Amber Ale closed transfer

I attempt to transfer my Amber Ale from Fermus to keg using pressure (closed transfer)

Amber Ale closed transfer

I've been away, so I haven't written for over a week - but what a week! I picked up an awesome second hand chest freezer that will soon be converted to a keg freezer ("keezer") and I've already been drinking the homemade Pale Ale from an ice cold keg. Happy days!

I've acquired three kegs (so far), and there's space for 5, so I'm keen to get brewing again, but before I can do that, I need to empty the Fermentasaurus ("Fermus" from now on), which means my first closed transfer from Fermus to keg. Exciting times.

So, how does this work? The Fermus has the pressure kit attached. That means I can push gas in to increase the pressure to force the liquid out through the silicon tip tube that's attached to the beer post of the lid. The beer post is attached to the keg.

So long as the pressure in the keg is less than the pressure in the Fermus, the beer will flow from Fermus to keg.

Before I start, there's a couple of things to watch out for. Firstly, I don't want the pressure differential to be too great. This would cause the beer to move too quickly and foam up in the keg. This can lead to the foam pushing out through the gas post (and possibly into the pressure gauge/release valve), which is not a good thing.

So, before starting the transfer, I pump the pressure up in both to around 10PSI (~69KPa). The CO2 tank is connected to the Fermus and the regulator is closed at this time. The spunding valve is connected to the gas ("In") post of the keg.

Connecting the beer line from Fermus to keg equalises the small pressure differential. Now, I open the regulator on the CO2 tank and set it to 10PSI.

I slowly dial the spunding valve down, which reduces the pressure in the keg and the beer starts to flow. I set this to 8PSI (~56KPa) to start things off.
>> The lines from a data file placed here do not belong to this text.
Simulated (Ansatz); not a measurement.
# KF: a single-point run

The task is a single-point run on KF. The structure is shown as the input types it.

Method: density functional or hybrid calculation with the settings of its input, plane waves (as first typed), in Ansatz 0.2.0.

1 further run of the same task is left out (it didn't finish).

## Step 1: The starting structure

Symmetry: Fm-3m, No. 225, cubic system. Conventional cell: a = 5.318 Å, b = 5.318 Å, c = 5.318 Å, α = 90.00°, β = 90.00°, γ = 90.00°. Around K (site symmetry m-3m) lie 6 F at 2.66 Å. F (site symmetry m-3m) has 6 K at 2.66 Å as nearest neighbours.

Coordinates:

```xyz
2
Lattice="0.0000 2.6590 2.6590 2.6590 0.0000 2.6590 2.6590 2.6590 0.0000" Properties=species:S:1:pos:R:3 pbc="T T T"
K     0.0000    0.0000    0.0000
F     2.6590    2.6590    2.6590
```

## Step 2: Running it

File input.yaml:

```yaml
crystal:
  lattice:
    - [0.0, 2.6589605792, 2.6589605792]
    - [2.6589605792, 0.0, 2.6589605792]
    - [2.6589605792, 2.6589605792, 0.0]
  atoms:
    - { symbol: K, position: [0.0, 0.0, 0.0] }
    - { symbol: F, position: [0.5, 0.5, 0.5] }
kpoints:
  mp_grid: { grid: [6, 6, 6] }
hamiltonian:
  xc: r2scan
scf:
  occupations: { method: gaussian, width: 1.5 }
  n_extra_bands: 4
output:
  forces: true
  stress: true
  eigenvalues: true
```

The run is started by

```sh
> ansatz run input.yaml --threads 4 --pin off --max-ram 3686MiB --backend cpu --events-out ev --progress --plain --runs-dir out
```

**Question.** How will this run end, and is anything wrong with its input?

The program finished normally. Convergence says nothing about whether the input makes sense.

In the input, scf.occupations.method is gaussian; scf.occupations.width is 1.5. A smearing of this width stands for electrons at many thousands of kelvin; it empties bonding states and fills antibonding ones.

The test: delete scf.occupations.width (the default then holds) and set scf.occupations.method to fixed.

After about 30 seconds, something is wrong. The dip tube is pushing gas as well as beer and I realise the the end is not hanging under the float as it should be, but is trapped between the float and the wall of the Fermus.

I tried giving the side of the Fermus a bash to see if it would right itself, but no. I'm going to need to open everything up and stick a long spoon handle in to sort it out. So...after all this time working in a closed vessel, it turns out I'm going in anyway. Very annoying. But it works and the dip tube is now hanging where it should be.

I re-pressurise everything and the transfer is quickly back on track.

I started with around 22L and the keg can hold 19L, so I stop just short of 3L to prevent overfill.

And that's it...first Fermus to keg transfer complete.

But there's still 3 litres of beer left behind. What to do? I don't want to resort to bottom bottling, with all the trub that's still there. And the Fermus is still under pressure. I have a univeral-ball-post-to-barb thing that I use for cleaning that I could attach to the beer line I've just disconnected from the keg, but I don't want the beer just dropping out of that into the bottles (too much potential for oxygenation).

So instead, I use the bottle-filler pipe. This isn't a tight fit, so I thought it would be much messier, but it actually turned out to be less messy than the filler normally is. I didn't use the filler valve, but instead just popped the post-to-barb off the beer line as soon as the bottles were full.

I also put two of the sugar tablets I've used previously into each bottle for carbonation. I'm a little concerned that's too much as the beer has been under small pressure for a couple of weeks and probably has a bit of carbonation already. You could be looking at my first bottle bomb!

Anyway, the whole process was surprisingly painless - much less so than filling 30+ bottles, even with the problems I had. The total transfer took around 40 mins.

That's it! Another keg successfully filled. This has gone into the Keezer. Over the next couple of days I'll be adding a collar to the Keezer. This will allow me to pass a CO2 line from outside into the Keezer so I can start carbonating this beer.

Then I'll be adding a 4-port gas manifold and a tap (or two) so I can pour beer straight from the tap. Can't wait!!!